Some of Europe’s biggest energy and manufacturing companies have called for a strengthening of the EU Emissions Trading Scheme (ETS), in the wake of the release of the European Commission’s energy roadmap and ahead of a key vote on the EU Energy Efficiency Directive (EED).
Companies including oil and gas giant Shell and Danish utility DONG Energy wrote to the European Commission stating they fear for the future of the EU ETS because of record-low carbon prices of €6-7 ($7.80-9.20) seen this month.
“I think that if we could at lest get the price back up to the €20-range we’d be doing a lot better,” Sandrine Dixson Declève, director of The Prince of Wales's EU Corporate Leaders Group on Climate Change, told Environmental Finance.
The companies back the EED, but “call upon European institutions and member state governments to ensure that the EED or future policy measures are aligned with the ETS”, as increased energy efficiency measures might mean carbon prices will fall further.
“It is therefore imperative that these potential impacts are taken into account, and measures are put in place to ensure the viability of the ETS before it’s too late,” says the letter, also signed by French engineering giant Alstom.
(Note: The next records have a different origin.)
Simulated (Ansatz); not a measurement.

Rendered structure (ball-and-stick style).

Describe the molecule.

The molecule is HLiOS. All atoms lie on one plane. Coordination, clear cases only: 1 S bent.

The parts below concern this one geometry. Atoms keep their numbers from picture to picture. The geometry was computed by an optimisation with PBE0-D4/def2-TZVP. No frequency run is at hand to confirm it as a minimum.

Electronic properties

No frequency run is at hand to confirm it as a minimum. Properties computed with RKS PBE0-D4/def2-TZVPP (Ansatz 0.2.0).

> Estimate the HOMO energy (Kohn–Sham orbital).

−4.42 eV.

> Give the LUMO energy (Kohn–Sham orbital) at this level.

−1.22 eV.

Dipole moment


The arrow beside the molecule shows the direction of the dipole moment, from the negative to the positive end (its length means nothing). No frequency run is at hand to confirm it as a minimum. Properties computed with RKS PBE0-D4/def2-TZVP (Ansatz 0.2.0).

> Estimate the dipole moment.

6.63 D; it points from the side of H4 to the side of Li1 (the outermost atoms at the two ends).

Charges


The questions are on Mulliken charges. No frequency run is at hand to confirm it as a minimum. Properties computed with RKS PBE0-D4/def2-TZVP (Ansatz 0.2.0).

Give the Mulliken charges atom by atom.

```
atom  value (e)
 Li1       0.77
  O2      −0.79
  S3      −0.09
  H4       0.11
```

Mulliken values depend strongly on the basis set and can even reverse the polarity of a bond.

Graeme Sweeney, executive vice-president of renewables, hydrogen and carbon dioxide (CO2) at oil major company Shell, said: “The CO2 price is currently too low to drive the essential energy efficiency measures and support the development of low-carbon technologies at the required speed and scale. To resolve this situation, we need an immediate and meaningful recalibration of the EU Emissions Trading System to drive up the price of CO2.”
He added that this can be done by withholding allowances in Phase III (2013-20) of the EU ETS.
“This action will provide a strong CO2 price signal that business can respond to and ensure Europe makes the rapid progress needed to improve energy efficiency and support low-carbon technologies including both renewable energy sources and carbon capture and storage projects,” he said.
The European Parliament’s environment committee will vote next week on whether to withhold 1.4 billion EU allowances from Phase III, under an amendment to the EED.
Anders Eldrup, CEO of DONG Energy, also said that by withholding allowances “there is a chance to repair the ETS and make low-carbon investments”.
“Fair prices on CO2 along with price stability over time are imperative for industry to continue along the path to a green growth economy,” he added.
Several of the companies signing the letter to the Commission president Jose Manuel Barroso were among the firms which in June called for the EU to reduce emissions to 30% below 1990 levels by 2020, up from the current target of 20%.